How does FSCS mortgage protection work?
While many people know that there is a compensation scheme for savings should a bank or building society fail, not so many know that there is cover for mortgages.
You may wonder how that works, as a mortgage is a loan to a borrower, so you might think if the provider fails, there is nothing to compensate anyone for.
However, if you lose money as a result of being advised to take a mortgage that is unsuitable for you, then you could be eligible for compensation.
This would apply to advice for any type of mortgage, whether that’s residential, or buy to let, if it is from a regulated advice firm.
Does the FSCS ever have to pay out for mortgage claims?
Yes. In fact, the FSCS has experienced a rise in the number of claims for mortgage compensation in recent years. The Scheme has paid out nearly £18mn compensation in the last 12 months to home finance claimants.
One firm, Fuel Investments, is responsible for a large proportion of these claims, most of which relate to advice to remortgage residential properties to raise funds to invest in high risk property schemes.
What type of mortgage advice is covered by FSCS?
Other situations in which someone might be eligible for compensation after losing money include when someone has not been advised about different types of mortgage available, if the specific details of a mortgage are incorrect, if someone was advised to switch mortgages but not given an adequate explanation of why the switch was being made, or if someone was advised to take out a lifetime mortgage that was unsuitable. You can find out more from FSCS’s here.
What was the 'Emptage Case' that FSCS paid out?

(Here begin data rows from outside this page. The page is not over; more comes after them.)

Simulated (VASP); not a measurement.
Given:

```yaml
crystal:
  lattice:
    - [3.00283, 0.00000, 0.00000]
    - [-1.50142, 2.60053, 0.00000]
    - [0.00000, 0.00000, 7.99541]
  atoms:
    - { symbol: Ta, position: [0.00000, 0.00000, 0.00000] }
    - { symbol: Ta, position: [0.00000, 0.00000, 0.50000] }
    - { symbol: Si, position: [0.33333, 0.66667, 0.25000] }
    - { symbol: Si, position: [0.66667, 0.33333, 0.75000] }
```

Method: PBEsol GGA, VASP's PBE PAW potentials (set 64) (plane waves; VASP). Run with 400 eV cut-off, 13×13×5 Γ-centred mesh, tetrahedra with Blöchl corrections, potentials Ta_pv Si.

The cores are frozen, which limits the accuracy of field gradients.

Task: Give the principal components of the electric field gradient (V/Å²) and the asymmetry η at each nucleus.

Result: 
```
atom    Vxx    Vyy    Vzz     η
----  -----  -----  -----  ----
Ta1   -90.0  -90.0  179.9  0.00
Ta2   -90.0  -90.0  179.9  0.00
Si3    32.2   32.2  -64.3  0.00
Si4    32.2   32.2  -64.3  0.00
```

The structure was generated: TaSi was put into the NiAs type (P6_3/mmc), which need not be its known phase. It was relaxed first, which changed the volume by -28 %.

Ms Emptage took out an interest-only remortgage of £110,000 on her home with no “way of paying it off” in order to purchase a property in Spain in the expectation that in due course it would provide sufficient capital to pay off the loan. Unfortunately, the Spanish property market collapsed and by 2009 her investment had become nearly worthless. As a result, Ms Emptage had a debt which she had no means of repaying other than through the sale of their UK home. Since the adviser firm entered default and had no professional indemnity cover available, Ms Emptage claimed through the FSCS and was initially awarded £12,000 to compensate her for the advice to take out the interest-only mortgage.
Following a judicial review, in which the court found that FSCS should return Ms Emptage “to the position she would have been in had she not received bad advice”, she should also be compensated for the capital loss on the Spanish property.
FSCS treats other similar cases in the same way – compensating for the capital loss as well as the loss from higher mortgage payments.
Despite this judgment, FSCS does not cover any advice by a regulated intermediary to invest in an unregulated product.
It can only compensate where a loss arose from a risk to which an investor was exposed as a direct result of regulated advice: in Ms Emptage’s case, to take on a mortgage that would be unaffordable if the Spanish property speculation failed – as it did.
What type of mortgage advice is not covered by FSCS?
Mortgage endowments are considered investments rather than mortgage products, so compensation for these is handled differently. There’s more on investment advice here.
In summary are mortgages FSCS protected?
You are covered for mortgages if you have received inappropriate advice and have lost money as a result.